Vertical integration is a strategy where a company takes ownership of the supply chain by acquiring or merging with a company that operates in a different stage of the production process. This involves acquiring or merging with suppliers, distributors, or retailers in the same industry. This can help drive down cost and control production quality, thus giving the company a competitive advantage.
Types of vertical integration
There are three major types of vertical integration and they all depend on what direction (whether upstream or downstream) the acquisition is taking place. Based on this, we have forward integration, backwards integration and balanced integration.
Forward Integration - this is when a company at the beginning of the supply chain acquires or merges with companies further down the supply chain. Example a movie production agency acquires a streaming platform, a farmer who decides to sell directly to the consumers at the local market, or a mining company that acquires a smelting plant.

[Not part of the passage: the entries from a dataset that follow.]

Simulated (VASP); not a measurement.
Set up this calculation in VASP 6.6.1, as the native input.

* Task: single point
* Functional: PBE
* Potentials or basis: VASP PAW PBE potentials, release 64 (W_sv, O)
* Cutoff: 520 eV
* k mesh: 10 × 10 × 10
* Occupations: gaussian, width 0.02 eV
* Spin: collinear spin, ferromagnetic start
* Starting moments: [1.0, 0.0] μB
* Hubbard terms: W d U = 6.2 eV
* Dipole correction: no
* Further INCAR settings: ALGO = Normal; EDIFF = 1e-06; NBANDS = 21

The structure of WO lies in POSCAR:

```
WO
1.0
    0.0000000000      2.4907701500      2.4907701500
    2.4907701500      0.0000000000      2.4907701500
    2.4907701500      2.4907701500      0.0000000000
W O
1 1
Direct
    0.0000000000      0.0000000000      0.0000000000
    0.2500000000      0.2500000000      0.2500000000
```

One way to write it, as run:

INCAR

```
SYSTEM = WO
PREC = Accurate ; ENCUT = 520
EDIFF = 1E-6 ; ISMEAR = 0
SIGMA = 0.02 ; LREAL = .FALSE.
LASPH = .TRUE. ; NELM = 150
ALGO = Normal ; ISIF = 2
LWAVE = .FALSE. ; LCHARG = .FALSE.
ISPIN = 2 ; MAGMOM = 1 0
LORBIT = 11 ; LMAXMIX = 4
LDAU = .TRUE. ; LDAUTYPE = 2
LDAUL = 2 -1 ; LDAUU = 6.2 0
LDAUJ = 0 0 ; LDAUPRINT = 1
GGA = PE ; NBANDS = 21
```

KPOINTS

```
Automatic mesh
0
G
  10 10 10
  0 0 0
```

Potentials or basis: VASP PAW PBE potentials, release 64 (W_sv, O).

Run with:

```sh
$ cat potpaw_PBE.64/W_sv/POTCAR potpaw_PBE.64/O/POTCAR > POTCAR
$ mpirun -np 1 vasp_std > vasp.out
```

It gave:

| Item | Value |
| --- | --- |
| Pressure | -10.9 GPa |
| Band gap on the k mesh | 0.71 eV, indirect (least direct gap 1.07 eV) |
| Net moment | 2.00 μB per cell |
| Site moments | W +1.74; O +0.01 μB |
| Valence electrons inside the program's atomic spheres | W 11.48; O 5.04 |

Backwards Integration - this is when a company at the end of the supply chain acquires or merges with companies upstream. An example is when a manufacturing firm (like a steel plant) acquires a company which supplies it with raw materials (ore mining company).
Balanced Integration - this is when a company acquires other companies in both sides of the supply chain. That is, both upstream and downstream.
Although vertical integration offers some advantages such as controlling supply, avoiding market disruptors, and better pricing. It also has some downside such as high expenses, lower flexibility and focus as company tries to keep up with trends in the new sectors. Additionally, there is the issue of culture clash between the two companies.